Does enabling "workload identity" in an existing gke and nodepool has any downtime?

1.1k views Asked by At

I don't seem to find any documentation mentioning if there would be any downtime when a gke cluster is edited to activate workload identity.

I would like to know if there is any downtime

  1. while enabling it in an existing cluster
  2. while enabling it in an existing node pool

Tried reaching out to gcp team through feedback link, but they suggested to reach to stackexchange

2

There are 2 answers

0
Baskar Lingam Ramachandran On BEST ANSWER

We went ahead and tried this out

  • Enabling workload-identity at the cluster level has downtime to the control plane (no editing of the cluster possible; but existing workloads are unaffected)

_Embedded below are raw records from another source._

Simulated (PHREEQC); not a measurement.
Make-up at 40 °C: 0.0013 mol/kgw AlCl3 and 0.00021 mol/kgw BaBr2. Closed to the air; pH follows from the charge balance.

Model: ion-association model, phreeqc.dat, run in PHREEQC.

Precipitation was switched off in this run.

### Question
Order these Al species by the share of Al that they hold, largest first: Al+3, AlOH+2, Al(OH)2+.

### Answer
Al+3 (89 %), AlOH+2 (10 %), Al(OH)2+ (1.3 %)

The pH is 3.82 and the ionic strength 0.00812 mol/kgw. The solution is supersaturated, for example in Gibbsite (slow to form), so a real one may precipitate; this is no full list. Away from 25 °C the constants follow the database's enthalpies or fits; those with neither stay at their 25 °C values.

  • Enabling workload-identity at the node-pool level recreates nodes (gke automatically cordons and recreates nodes

0
Wojtek_B On

If you do everything "by the book" then just enabling Workload Identity there's no downtime. However you have to consider following:

Workload Identity allows workloads in your GKE clusters to impersonate Identity and Access Management (IAM) service accounts to access Google Cloud services.

When you enable this feature on a running cluster nothing will actually happen. Only when you add a new node-pool to this cluster it will start using this type of authentication. Nodes in the existing pools will stay unaffected.

So - by just enabling the feature - there will be no downtime.

However,

After you enable Workload Identity on an existing cluster, you might want to migrate your running workloads to use Workload Identity. Select the migration strategy that is ideal for your environment. You can create new node pools with Workload Identity enabled, or update existing node pools to enable Workload Identity.

Otherwise you may expect some downtime - that's the first exception.

There's one more way to "cause downtime". After you enable the feature on the cluster - you can force it to be also enabled for existing node-pools. Then you can expect some downtime since you should have configured you app to use it and then migrate it to new pool:

Modifying the node pool immediately enables Workload Identity for any workloads running in the node pool. This prevents the workloads from using the Compute Engine default service account and might result in disruptions.